This week's giveaway is in the EJB and other Java EE Technologies forum. We're giving away four copies of EJB 3 in Action and have Debu Panda, Reza Rahman, Ryan Cuprak, and Michael Remijan on-line! See this thread for details.
This question isn't really specific to Seam but applies to any application framework... I studied Java, but I do not currently use it at work (so far ). However, I do think it was useful that I studied it because: 1) I can put it on my resume ; 2) I can start coding little personal projects in it; 3) I started learning about object-oriented programming. I'm not sure that reading up on an application framework makes sense for someone in my position. For example, I've been looking at posts that ask "Which is the best framework" or "What framework should I use" and the answer usually is something along the lines of "What kind of project do you have" which in my case is no kind of project. Can one really "play around" with an application framework?

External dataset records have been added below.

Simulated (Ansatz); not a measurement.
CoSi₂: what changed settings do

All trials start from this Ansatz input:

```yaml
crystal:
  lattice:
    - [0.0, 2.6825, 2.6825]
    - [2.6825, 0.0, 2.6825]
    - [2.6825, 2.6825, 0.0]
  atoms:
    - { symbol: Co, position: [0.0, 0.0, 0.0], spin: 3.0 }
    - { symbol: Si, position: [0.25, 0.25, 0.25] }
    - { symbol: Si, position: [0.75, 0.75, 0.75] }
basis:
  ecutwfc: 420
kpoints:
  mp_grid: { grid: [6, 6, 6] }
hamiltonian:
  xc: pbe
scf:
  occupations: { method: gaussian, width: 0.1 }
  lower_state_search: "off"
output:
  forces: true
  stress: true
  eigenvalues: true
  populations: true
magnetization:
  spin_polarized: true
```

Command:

Why not. IoC and AOP are quite important concepts. And I believe you need to do your hands dirty to stomach these.
Generally, these open source frameworks teach you many things, like how we should do a partiuclar thing in terms of design and best practices. And sometimes you learn why that framework is not as good as this one. Or may be you want to play around with all these to remain updated. And its fun too.
You should absolutely study application frameworks. For the purpose of becoming a better developer, it doesn't matter what type of application you are currently developing or if you aren't currently developing an application (there is no rule you have to put it into practice right away). The reason I say that is because you learn so many things that, even subconsciously, you end up applying somewhere down the line. Personally, I think that Seam (and by the same argument Spring) is worth studying because you get to touch on every aspect of the Java EE platform and enterprise development in general.
Start by creating your own applications. I find that a majority of people employed in a software developer position never apply their talents to make their own lives better. Keep track of what restaurants you like, which beers you have tried, your TODO list for the week, or how long your drive is to work at various times during the day. Write software when you are not on the clock so that when you finally do get that contract or job and have to develop something on a tight schedule, you will be warmed up and ready to go.
learn how to use jBPM integration in Seam and the business process context. you never know when you'll need it. so far (over a year of Seam 1.2 and Seam 2 dev), I have only done simple CRUD apps at my employer and used the hell out of conversation-scoped components, bijection, and JPA/Hibernate.